In the early '30s a pair of Russian immigrants, Alexander deSeversky and Alexander Kartvelli teamed up in the aviation business of building Pursuit planes in hopes of landing a lucrative US Army Air Corp contract. Their early designs evolved into the P-35 and later the famous P-47, whose basic outline is evident in the P-35. While aircraft designers struggled with weight and power constraints, the Seversky design emerged as the first all-metal high performance pursuit plane with the newly developed Pratt & Whitney R-1830 delivering almost 1,000 hp. The innovations incorporated in the P-35 included all metal semi-monocoque construction, fuel in a "wet" wing, good streamlining (except for the heinous main gear fairings!), and a superb wing airfoil and layout. On its debut, the P-35 was one of the fastest aircraft in the world (281 mph) and the modified version called the S2 Racer set may speed records (300 mph) and was faster than any USAAC planes in service. Although it had range and speed advantages over its rivals, it lacked in handling qualities until the flat wing was given some dihedral on the outer wing panels.

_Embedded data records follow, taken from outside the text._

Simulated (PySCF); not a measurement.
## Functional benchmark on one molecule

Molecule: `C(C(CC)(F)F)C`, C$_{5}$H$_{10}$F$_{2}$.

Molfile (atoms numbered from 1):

Production P-35s (the first aircraft delivered to the USAAC in natural metal finish) were in service beginning in 1937 at Wright Field, Ohio. Operational units included the 27th, 17th, and 94th Pursuit Squadrons which primarily operated from Selfridge Field, Michigan. Units of P-35s eventually deployed to the Pacific Theater and were involved in early air battles with the advancing Japanese Air Forces. Before emerging hostilities caused all US aircraft export contracts to be nullified, some P-35's found their way into service in Sweden as EP-106s. Oddly enough, and well concealed for obvious reasons, some 20 P-35s were sold to Japan and designated A8V-1, however they were taken from combat duty prior to Pearl Harbor.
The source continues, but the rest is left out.